“I just look forward to traveling,” said Art Professor Arthur Kao. “I’ve been teaching too long and it’s time for me to retire.”
In his 22 years at SJSU and in his styling of ink paintings, Kao’s work has blended the traditional influences of eastern Asia and Western Europe, borrowing from both Chinese painting and impressionism.
The second floor exhibit gallery in the Dr. Martin Luther King Jr. Library, “Miracles of Ink and Color,” is his method of doing just this: a last hurrah as a professor of art history.
All the paintings on display are for sale, and all proceeds will be donated to the library.
“The landscapes have bright, vibrant colors,” said Natalie Panchenko, a freshman graphic design major and one of Kao’s students. “You can feel the warmth and movement in his work.”

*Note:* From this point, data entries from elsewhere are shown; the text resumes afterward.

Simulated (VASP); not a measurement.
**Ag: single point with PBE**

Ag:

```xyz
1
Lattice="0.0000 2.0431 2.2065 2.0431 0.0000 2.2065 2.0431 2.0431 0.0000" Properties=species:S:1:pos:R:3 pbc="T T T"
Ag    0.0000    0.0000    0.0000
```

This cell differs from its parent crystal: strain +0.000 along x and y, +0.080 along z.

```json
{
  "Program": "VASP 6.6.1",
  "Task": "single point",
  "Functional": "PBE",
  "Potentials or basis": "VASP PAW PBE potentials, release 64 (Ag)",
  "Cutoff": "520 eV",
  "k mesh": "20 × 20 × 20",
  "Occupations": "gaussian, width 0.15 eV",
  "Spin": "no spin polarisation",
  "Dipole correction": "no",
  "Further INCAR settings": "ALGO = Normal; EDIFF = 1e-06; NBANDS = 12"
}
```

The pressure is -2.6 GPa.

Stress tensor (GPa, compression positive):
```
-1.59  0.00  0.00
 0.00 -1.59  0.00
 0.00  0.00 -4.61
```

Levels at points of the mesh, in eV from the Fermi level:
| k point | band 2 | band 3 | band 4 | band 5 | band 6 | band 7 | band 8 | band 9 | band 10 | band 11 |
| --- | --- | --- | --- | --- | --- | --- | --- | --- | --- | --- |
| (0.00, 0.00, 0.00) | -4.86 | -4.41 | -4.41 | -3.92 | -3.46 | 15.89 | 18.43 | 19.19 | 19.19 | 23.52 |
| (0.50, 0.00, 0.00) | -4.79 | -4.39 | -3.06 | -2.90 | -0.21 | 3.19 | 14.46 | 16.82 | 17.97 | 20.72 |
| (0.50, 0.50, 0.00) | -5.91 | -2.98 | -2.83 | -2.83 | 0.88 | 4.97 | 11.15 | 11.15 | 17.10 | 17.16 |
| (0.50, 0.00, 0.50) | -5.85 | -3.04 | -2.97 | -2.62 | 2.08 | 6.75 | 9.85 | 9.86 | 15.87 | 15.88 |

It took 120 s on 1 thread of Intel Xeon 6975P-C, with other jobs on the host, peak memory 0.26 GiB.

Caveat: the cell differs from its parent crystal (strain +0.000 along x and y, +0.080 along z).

Kao said his work blends the same type of inks used for hundreds of years in Asia on a paper made from rough rice reeds designed to free the motions that oil paintings freeze and let go the colors that watercolor paper mops up.
“I layer the colors thick,” he explained. “Back home we were taught to do traditional paintings — very subtle.”
A native of Taiwan, he grew up in the city of Changhua. At the age of 15, Kao began attending a local teaching college, called a normal school, in preparation for a career in education. He explained that he found his calling after meeting a mentoring professor taught him the conservative forms of Eastern art.
“I fell in love with art there,” Kao said.
With fundamentally different techniques than those taught in Western schools, Kao said he became an expert of the inkstick, Chinese ink and the other essential tools of the medium. After graduating from the normal school he pursued a master’s degree in art history at National Taiwan University of Arts.
The university is the oldest arts college in Taiwan and is home to many distinguished Taiwanese and Chinese alumni, including “Crouching Tiger, Hidden Dragon” Director Ang Lee.
After graduating he taught at the university for several years. A visiting professor from Kansas University encouraged him to apply for a Ph.D. program in the United States.
“I always wanted to go to America,” he said. “He drew up an application and then I went to Lawrence.”
The export of Kao’s Asian traditional talents synergized with the Western influences in the United States produced the style that is uniquely his.
“It is very zen in its nature — to have wisdom,” said engineering lecturer Jack McKellar. “It’s rare to execute such forms in ink: large brushes executing strokes.”
McKellar, a Zen Buddhist and fan of Kao’s works, described how the works on display represent solid art.
“There’s a lot of movement in art,” he said. “It moves from inside you, outward.”
But just like zen art, McKellar said, it’s not about the execution of basic movement.
“(The art) is a slice of life,” he said. “It’s clearer.”
After Kao finished his Ph.D. he taught at Kansas, then Hong Kong. He then officially immigrated to the United States, and spent his time as a visiting professor around what he describes as “half” of the world,” traveling from art universities in Tokyo to the art program at Princeton University in New Jersey.
After the lectures and residencies abroad, his life became rooted. He married and had three children.
Kao took a professorship at SJSU and has taught art history, usually with a focus in Asian art, since 1988. He, though, only has one lingering unfilled desire.
“I never taught my brush styles anywhere,” Kao said. “From what I know there is no accredited course anywhere on the style in which I paint.”
Kao said if the university ever asked him to teach a course on his blended style, he likely would, and that he encourages his interested students to let the SJSU art department know of their interests.
“I recently did a demo in one of my Asian art history courses,” he said. “The students were amazed. They wanted more.”
Kao’s current plan, though, is not to teach any time soon. He’s about to travel.
“I recently went to New Zealand and northern Europe,” he said. “I found amazing inspiration for my art. I look forward to wherever I go next. I want to take a cruise and paint pictures of my destinations.”
Still, Kao said what the future holds for him is yet to come — just as his style has been a fusion of East and West, old and new, his vibrancy will persist.
“I love blending the colors,” Kao said. “It puts a smile on my face.”